Flower enthusiasts launch initiative to bring the Cullowhee lily back to the campus and community


The memories and lore surrounding the Cullowhee lily once common on campus have inspired an effort to bring the flower back. Western Carolina alumni, staff and community members have partnered to launch an initiative to raise money to plant the flower on campus and sell the hard-to-find bulbs in the community, with proceeds supporting ongoing care for the plants and the WCU Alumni Scholarship Fund. “In cultivating the lily we are also cultivating our heritage and our students,” said Susan Belcher, wife of Chancellor David O. Belcher and a leader in the initiative.

Western Carolina founder Robert L. Madison reportedly kept a potted Cullowhee lily, which is a white flower with six petals formally called the Zephyranthes atamasca, in his room in Davies Hall. And in a poem published in the 1940 Catamount annual, Madison wrote “In the ‘Valley of the Lilies,’ Lovely vale called ‘Cullowhee,’ In the ‘Valley of the Lilies,’ – Lilies white and fair to see, – Stands a noted institution.” The plant became less common in the valley, however. Just 20 years later, a Cullowhee Garden Club publication reported the only “considerable amount” of Cullowhee lilies were growing on the Cox farm off of Speedwell Road, which was located where WCU’s football field and Ramsey Regional Activity Center are now. Today, the plant grows in only a few spots on campus, said Roger Turk, grounds superintendent. Some speculate the water-loving plant began to disappear from the Cullowhee region when the low valley wetlands were drained during construction.

Chancellor David Belcher, Frances Owl-Smith ’83 and Susan Belcher

Showing a limited edition framed print of the Cullowhee lily are Chancellor David Belcher, Frances Owl-Smith ’83 and Susan Belcher.

Belcher said it was Betty Allen ’68 who planted the seed for the lily revival effort. Allen, past president of the WCU Alumni Association, shared with Belcher an interest in bringing the lily back and suggested the Alumni Association to spearhead the initiative. A committee and subcommittees were formed to work on the effort and are seeking donations to support planting the Cullowhee lily on campus and selling the bulbs to be planted in the community. “Western has such a beautiful campus, and people are excited to be able to help make the Cullowhee lily, which is a piece of our heritage and history, part of the landscape again,” said Allen.

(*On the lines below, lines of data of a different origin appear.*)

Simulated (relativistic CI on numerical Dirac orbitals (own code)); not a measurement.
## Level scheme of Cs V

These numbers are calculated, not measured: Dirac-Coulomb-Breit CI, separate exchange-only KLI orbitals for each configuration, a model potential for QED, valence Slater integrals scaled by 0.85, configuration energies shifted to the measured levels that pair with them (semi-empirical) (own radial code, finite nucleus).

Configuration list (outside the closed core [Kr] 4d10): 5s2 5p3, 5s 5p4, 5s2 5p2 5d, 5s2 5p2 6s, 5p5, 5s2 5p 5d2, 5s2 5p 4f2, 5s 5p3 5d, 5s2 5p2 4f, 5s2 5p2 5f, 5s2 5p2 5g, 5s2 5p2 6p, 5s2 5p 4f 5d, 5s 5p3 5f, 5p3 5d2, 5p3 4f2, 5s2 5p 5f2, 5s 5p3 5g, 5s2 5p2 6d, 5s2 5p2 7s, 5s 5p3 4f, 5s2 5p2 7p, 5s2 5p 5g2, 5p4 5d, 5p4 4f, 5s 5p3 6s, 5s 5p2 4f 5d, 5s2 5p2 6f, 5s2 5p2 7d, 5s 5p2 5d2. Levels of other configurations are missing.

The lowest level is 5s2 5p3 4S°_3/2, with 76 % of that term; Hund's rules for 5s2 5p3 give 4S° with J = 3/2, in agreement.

Supporters who give a $50 donation toward planting and maintaining a lily bed on campus will be honored as charter members of the Cullowhee Lily Society. Those who donate $250 will receive a limited edition and numbered framed photo of the Cullowhee lily printed on canvas and signed by Chancellor Belcher. The first bulbs to be planted on campus will be in the Centennial Garden, located near the curve in the road above the Central Plaza fountain. A ceremonial planting will be held Homecoming weekend at the garden at 12:30 p.m. Saturday, Oct. 6. The committee will host booths at Homecoming, at Mountain Heritage Day on Sept. 29 and before the Appalachian State football game Oct. 27 to enable visitors to learn more about the effort, purchase 10 bulbs for $10 to plant, or give directly to support the cause. In addition, the bulbs will be sold Sept. 29-Oct. 31 at partnering businesses, including Bryson Farm Supply and Country Road Farms Nursery & Garden Center in Sylva, Ray’s Florist & Greenhouse in Dillsboro and Tuckasegee Trading Co. in Cullowhee.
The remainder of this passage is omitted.